All applications should be written according to a development methodology that provides guidelines for developing the application. A commonly followed development methodology is a Systems Development Life Cycle (SDLC) that includes the following phases:

Requirements gathering

Designing

Developing

Testing

Implementing

These phases are discussed in detail below.

Various other types of application development methodologies can be used in addition to, or instead of, the Systems Development Life Cycle as appropriate, such as Rapid Application Design (RAD) techniques, Extreme Programming techniques, and so on.

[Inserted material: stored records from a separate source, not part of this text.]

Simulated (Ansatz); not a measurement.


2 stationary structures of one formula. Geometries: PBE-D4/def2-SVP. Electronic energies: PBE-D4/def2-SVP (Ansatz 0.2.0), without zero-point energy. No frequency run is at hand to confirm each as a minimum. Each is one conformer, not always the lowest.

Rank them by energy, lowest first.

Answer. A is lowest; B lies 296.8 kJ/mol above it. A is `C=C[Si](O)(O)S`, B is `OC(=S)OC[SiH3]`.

Requirements Gathering Phase

In the requirements gathering phase, your goal is to identify the objectives for the new application. The final output of the requirements gathering phase should be a document describing the purpose of and features requested for the new application and any other helpful details you gathered during this phase.

You should determine the purpose of the application overall, who will use the application, from what locations the application will be accessed, and exactly what features the application should provide. Interview end users and other company employees as appropriate to determine what electronic or paper systems this application will replace. Ask them questions about the problems with the current systems so you can better understand what will make your application successful. You should also find out from the end users what features they would like to see included in the application, which features they feel are critical, and which are less so. Also obtain copies of any current documents or screens of current applications or processes that are being used. Reviewing the existing applications that your application will replace is a very helpful strategy.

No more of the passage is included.